Week 10: Playtesting

This week on Saturday, we had our ETC Playtest Day! Playtest Day is a proud tradition of ETC during which we invite guests of all ages to visit us, take a tour of ETC, experience our projects and share with us with much appreciated feedback.

For our project, we asked for adult playtesters due to the mature content we had in some of the episodes of Relationship Status. We conducted 40-minute testing session with each group of playtesters (from 3 to 6 people). During each session, we started by asking the playtesters general questions regarding their habits using mobile application and watching TV shows. For example, “On which device do you usually watch TV shows?” or “What are some of your favorite shows?”

After that, we showed them Episode 4 of Relationship Status and walked them through our AR experience.

(Please refer to the video below to see the Playtest Day version of the prototype which we used for the session.)

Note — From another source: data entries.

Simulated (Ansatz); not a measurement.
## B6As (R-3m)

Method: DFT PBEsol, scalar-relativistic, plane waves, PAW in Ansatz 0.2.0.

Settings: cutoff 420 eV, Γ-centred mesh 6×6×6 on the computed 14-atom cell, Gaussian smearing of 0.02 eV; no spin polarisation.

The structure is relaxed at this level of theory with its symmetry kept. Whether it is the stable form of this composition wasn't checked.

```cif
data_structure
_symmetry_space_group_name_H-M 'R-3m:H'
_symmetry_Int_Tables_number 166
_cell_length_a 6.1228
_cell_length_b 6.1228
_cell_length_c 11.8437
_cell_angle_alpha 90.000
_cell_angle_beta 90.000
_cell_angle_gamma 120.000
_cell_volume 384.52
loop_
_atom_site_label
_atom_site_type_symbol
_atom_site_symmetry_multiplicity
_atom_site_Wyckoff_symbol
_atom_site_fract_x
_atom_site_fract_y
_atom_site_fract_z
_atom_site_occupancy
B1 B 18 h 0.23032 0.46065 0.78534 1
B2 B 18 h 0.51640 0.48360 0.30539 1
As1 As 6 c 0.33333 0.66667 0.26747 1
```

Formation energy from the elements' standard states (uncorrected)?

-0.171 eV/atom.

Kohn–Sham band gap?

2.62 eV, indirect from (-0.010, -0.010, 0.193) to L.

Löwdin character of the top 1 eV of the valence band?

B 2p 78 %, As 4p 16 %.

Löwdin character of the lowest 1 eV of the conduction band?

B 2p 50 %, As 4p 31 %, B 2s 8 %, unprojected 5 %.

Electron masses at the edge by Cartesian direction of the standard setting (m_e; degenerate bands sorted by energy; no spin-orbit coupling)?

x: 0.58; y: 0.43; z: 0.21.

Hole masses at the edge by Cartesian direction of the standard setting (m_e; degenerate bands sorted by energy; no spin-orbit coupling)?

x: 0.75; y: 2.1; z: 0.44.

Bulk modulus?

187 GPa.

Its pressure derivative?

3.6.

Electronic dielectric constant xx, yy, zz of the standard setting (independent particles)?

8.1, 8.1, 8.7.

We followed up by asking them to share their experiences interacting with our prototype. We gathered lots of interesting and useful feedback to help inform our design changes and iterations.

The major lessons we learned out of this playtesting session are:

  1. Users do not always have access to a surface to start this experience.
  2. Users don’t recognize or remember the objects from the show.
  3. The relationship map and the questions don’t seem to have any meaningful connections.
  4. There isn’t much to do after collecting the objects and answering the questions.

Based on our findings, we would be working toward another prototype in the coming weeks to address these issues and explore more possibilities.

See you next time!

Week 5: A Slight Change…

This week is Quarters week. We were excited to showcase our design, research and tech demos for the ETC faculty.

We talked about our initial design approach in last week’s blog post. Besides that, we showed three early tech demos for the experiences we were prototyping.

VR Demo

AR Demo

MR (Mixed Reality) Demo

Then, there was a twist!
Our client suggested that we work with a new show “Relationship Status”.

“An interweaving cast of 20- and 30-somethings navigate the complexities of dating and relationships in the modern age of social media.”

We were surprised and delighted by this new direction. Previously we had been struggling find engaging experiences for QB1. However, we find ourselves so much more engaged with the new show, and this makes it easier to design for.

We also had to redesign our branding materials, but it was not too much of a hassle. Can you spot the differences?



See you next week!

Week 4: The Initial Approach

At the beginning of Week 4, the team pitched an initial experience concept to our faculty members. We suggested that we could make a VR experience where users could enter one of the quarterbacks’ rooms and pick up objects that have special significance to that quarterback. When a user picks an object up, a video clip showing the importance of that object could play. Our faculty members agreed that this experience would be a good use of extra footage that did not make it into a QB1 episode, but felt that we needed to give the user a story to tie the footage together, as well as a choice that would allow the user to affect the story, in order for the experience to be engaging. With that feedback, we went back to the drawing board and came up with the following interaction loop:

In this loop, the experience would start with the user receiving a text from one of the quarterbacks, asking for a favor. To fulfill the request, the user will have to go into VR. Once the user has explored the VR environment, they can choose whether or not to successfully fulfill the request. Then, the quarterback will respond by giving something to the player, which the player can see through AR.

Here is an example scenario:

1. Tayvon asks you to go to his room and find his locker code, which he forgot. He needs to get into his locker to get his equipment for a big game today.

2. The user goes into Tayvon’s room in VR and searches for the code. After moving an object, the user finds a doctor’s note that indicates that Tayvon is injured, and shouldn’t play in today’s game. Then the user finds the locker code.

3. Back in text, the user can choose to either give Tayvon the code and know that he might injure himself further in the game, or refuse to give Tayvon the code so that he won’t play today.

4. Depending on which choice the user made, the user sees a video clip from – either Tayvon getting injured, or sitting out of the game.

5. Tayvon gives the user something in AR. For example, if he was able to play in the game (and get injured), he gives you the trophy the team won in the game.

While the exact experience is getting ironed out, the team knows that we want to try to use Google AR, Google Daydream (VR), and a messenger bot, so the programmers started prototyping simple interactions using these technologies. At the same time, the artists finalized the team’s branding materials, and started making assets to populate the VR and AR experiences.